Wait 'till next year!, as they once said in Brooklyn.
Major League Baseball in 1918 found itself on the precipice of a change in epoch. In Cincinnati, the home of baseball's first all-professional team in 1869, the Reds were on the threshold of winning their first World Series (1919). The star player of those 1910s and 1920s Redleg teams was center fielder Edd Roush;
Photographed (above) in 1918, Edd Roush was the National League's best defensive center fielder in the 1910s and Roaring Twenties and in 1917 & 1919 the League's batting champion. In years that Edd was not the League batting champ, he batted; .333, .339, .352 in consecutive seasons, .351, .348, .339, .323. In his 17th and penultimate season, at the age of 36, Roush batted .324/.390/.451.
In a Cincinnati newspaper readership poll taken in 1950, Edd Roush was named the Reds greatest player for the first half of the 20th century.
Oddities far too numerous to address here (for example; position-specific player uniforms) abounded in 19th century baseball. Those antiquated anomalies faded as baseball drifted ever deeper into the 20th century in what long ago came to be understood as baseball's "modern era." Among the last of those now-strange oddities must surely have been Reds third baseman Heinie Groh (1914-1921) and his bottle bat (to say nothing of his 21st century snowflake triggering nickname);
Yes, that was a real baseball bat that Herr Groh swung regularly for many years. Game-used models of his bat may be found on display at the Reds Hall of Fame and at the Louisville Slugger Museum. As a Cincinnati Red, Groh once led the N.L. in hits, once in walks, twice in doubles and twice again in on-base percentage. Playing for the Redlegs, Heinie never swatted more than 5 home runs in a season and found himself utterly bereft of any such jacks in 1920. And also 1921. Such were the vagaries of playing in Major League Baseball's "Deadball Era."
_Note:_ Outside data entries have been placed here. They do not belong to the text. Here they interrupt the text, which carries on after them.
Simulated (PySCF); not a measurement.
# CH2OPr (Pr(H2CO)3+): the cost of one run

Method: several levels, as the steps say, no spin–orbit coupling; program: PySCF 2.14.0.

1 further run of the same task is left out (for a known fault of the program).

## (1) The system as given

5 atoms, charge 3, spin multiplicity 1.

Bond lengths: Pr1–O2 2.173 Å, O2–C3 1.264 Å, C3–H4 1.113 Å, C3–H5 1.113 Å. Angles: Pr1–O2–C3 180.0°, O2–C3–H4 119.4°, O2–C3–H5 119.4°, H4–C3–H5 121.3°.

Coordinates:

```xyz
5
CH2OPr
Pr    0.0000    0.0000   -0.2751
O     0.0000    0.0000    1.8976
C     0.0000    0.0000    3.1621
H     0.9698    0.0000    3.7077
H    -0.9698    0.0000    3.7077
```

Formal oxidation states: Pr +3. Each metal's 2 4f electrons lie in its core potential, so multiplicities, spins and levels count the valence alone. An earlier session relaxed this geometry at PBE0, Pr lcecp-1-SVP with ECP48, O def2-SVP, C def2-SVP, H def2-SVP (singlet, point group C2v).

The Deadball Era was a pitcher-dominated period. If the Washington Senators' Walter Johnson wasn't the best pitcher of the Deadball Era, it was the New York Giants' Christy Mathewson. Matty, aka "Big Six," pitched from 1900-1916 with the Giants. In July of 1916, and at the end of his playing days, Christy was traded from New York to the Cincinnati Reds (along with teammates Edd Roush and Bill McKechnie [later to gain fame as the manager for the 1940 World Champion Redlegs]). Mathewson pitched in just one game for the Reds, throwing a complete game, allowing 8 runs on 15 hits while striking out three and walking just one batter. Mathewson came to the Reds in that July 1916 trade to serve as player/manager for the Redlegs.
Christy Mathewson managed the Reds from 1916 through 1918. The photograph above was taken in 1918.
Competing for the crown of baseball's best pitcher in 1916-1917 (winning 23 and 24 games those two seasons, respectively) was a Boston pitcher that in 1918 was the individual who would almost single-handedly bring about the demise of the Deadball Era:
George Herman "Babe" Ruth (pictured here in 1918).
100 years ago this season saw Ruth record more than 300 plate appearances as a batter for the first time in his career. In ominous foreboding for the Deadball Era, Ruth led the American League in home runs in 1918 - his first time achieving this accomplishment - with 11 blasts. In 1919 the Babe repeated as the League's home run champ when he hit a then-record-breaking 29 home runs. In 1920 the Sultan swatted 54 homers and followed that record-breaking mark with a record-setting 59 bombs in 1921.
Babe Ruth circa 1918: Never send to know for whom the bell tolls; it tolls for the Deadball Era.
Trivia; 1918 was the most recent season in which a pitcher started 15 or more games and also played 15 or more games in the field [Ruth].
Turning now to matters of a more parochial nature from 100 years ago.....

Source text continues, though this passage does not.